PC Engine dev forum

Posted: **Wed Nov 04, 2009 9:45 am**

This is a placeholder for Marchen Maze translation.
Thanks to Dave's awesome script extractor I managed to locate the text output routine. It starts at $87D6. The string "parsing" is at $89E5 ($5C,$5D holds the pointer to the string) and it ends at $8CD8. This routine is called from $E377. The return address is pushed by hand onto the stack and the subroutine is called via a wonderful jmp ($202C) at $E38D. The jump table is at $E390.
Heres the mbr snapshot when the pc is at $89E5:

MPR0: FF
MPR1: F8
MPR2: 08
MPR3: 01
MPR4: 02
MPR5: 03
MPR6: 04
MPR7: 00

Next step : locate string table and font.

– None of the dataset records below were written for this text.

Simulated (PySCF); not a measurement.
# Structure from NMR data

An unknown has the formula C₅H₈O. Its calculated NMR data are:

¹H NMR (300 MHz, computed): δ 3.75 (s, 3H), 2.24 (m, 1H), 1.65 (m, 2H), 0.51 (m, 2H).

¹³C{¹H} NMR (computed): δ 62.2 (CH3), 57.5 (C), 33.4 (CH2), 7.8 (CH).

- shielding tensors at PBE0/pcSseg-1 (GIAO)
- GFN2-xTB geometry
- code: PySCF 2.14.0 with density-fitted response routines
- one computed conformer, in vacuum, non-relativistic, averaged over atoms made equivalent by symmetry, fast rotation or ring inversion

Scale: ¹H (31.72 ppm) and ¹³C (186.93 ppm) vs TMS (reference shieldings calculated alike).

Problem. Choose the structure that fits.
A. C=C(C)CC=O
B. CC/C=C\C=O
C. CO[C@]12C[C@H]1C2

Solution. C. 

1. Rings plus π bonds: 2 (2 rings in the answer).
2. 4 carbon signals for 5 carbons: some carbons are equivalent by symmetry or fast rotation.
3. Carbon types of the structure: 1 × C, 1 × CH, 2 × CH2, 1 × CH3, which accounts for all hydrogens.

Posted: **Wed Nov 04, 2009 8:45 pm**

Good job, hope to hear more good news about it soon !

Posted: **Wed Nov 04, 2009 9:50 pm**

So $5C:5D is set at $8C4B and from this you can find where the pointer table is.
And it is stored at : $11614 ($5614) and it ends $11849 (remember to add $200 to get the file offset in the pce file due to the bloody rom header).
I made a quick test by making the first entry points to the second text and it works.

Now I'll have to find where the font is stored and how it's encoded...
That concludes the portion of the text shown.